So I have powerful computers, but they are not on the HCL and they need to run Linux as their base OS (can't be done inside a VM).

Because of that, I tried to load ESXi in a VM...  ultimately I wanted to be able to use VMware View...  that required needing Microsoft Active Directory, which needed at least one domain controller, plus a 64-bit Windows server for vCenter and another server for View.  I tried to set those all up as VMs inside ESXi, but they had no connectivity to the physical network even though ESXi was setup as Bridged...  NAT didn't work either because I tried to give them the wrong gateway to their NAT'd networks because the Virutal Network Editor doesn't tell me what the gateway is...  and they all needed static addresses for their services.

Anyway, ultimately I set those servers up as VMs directly in workstation because they worked there, as long as they were bridged...  but the View client computers inside ESXi still couldn't see the network...  I think the VCP was right, setting ESXi to be NAT'd will fix their problem... 

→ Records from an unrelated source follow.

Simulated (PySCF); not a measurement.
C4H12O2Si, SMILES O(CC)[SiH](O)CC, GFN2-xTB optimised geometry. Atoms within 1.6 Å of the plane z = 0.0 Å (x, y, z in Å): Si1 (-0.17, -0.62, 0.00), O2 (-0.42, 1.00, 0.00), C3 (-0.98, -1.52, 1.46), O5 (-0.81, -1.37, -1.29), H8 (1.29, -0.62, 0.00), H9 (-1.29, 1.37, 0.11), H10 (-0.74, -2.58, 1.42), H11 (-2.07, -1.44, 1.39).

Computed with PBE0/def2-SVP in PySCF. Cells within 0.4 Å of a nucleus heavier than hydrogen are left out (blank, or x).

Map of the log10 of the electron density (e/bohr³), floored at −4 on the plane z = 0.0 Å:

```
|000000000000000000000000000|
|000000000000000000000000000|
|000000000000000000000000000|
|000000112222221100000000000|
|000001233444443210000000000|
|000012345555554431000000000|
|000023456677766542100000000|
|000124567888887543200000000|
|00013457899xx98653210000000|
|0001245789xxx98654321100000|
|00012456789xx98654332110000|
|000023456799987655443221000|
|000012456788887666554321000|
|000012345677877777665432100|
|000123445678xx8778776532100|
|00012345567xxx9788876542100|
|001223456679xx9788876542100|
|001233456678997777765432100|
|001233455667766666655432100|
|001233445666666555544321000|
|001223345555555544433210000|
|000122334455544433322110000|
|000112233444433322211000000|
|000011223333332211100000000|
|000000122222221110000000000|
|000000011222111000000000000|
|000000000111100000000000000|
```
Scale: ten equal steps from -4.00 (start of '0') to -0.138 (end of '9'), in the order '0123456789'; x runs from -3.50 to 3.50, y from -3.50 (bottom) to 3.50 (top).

However, now I would like to move those servers inside ESXi too...  and that actually should work...  they'll all be on the same NAT'd network, so they should be able to communicate with each other just fine...  But...  what if I want to join a PC on the physical network to the active directory domain that is virtualized...  the domain controllers are NAT'd inside ESXi...  so it won't work unless I can port forward on teh VMware Workstation to those domain controllers inside the NAT.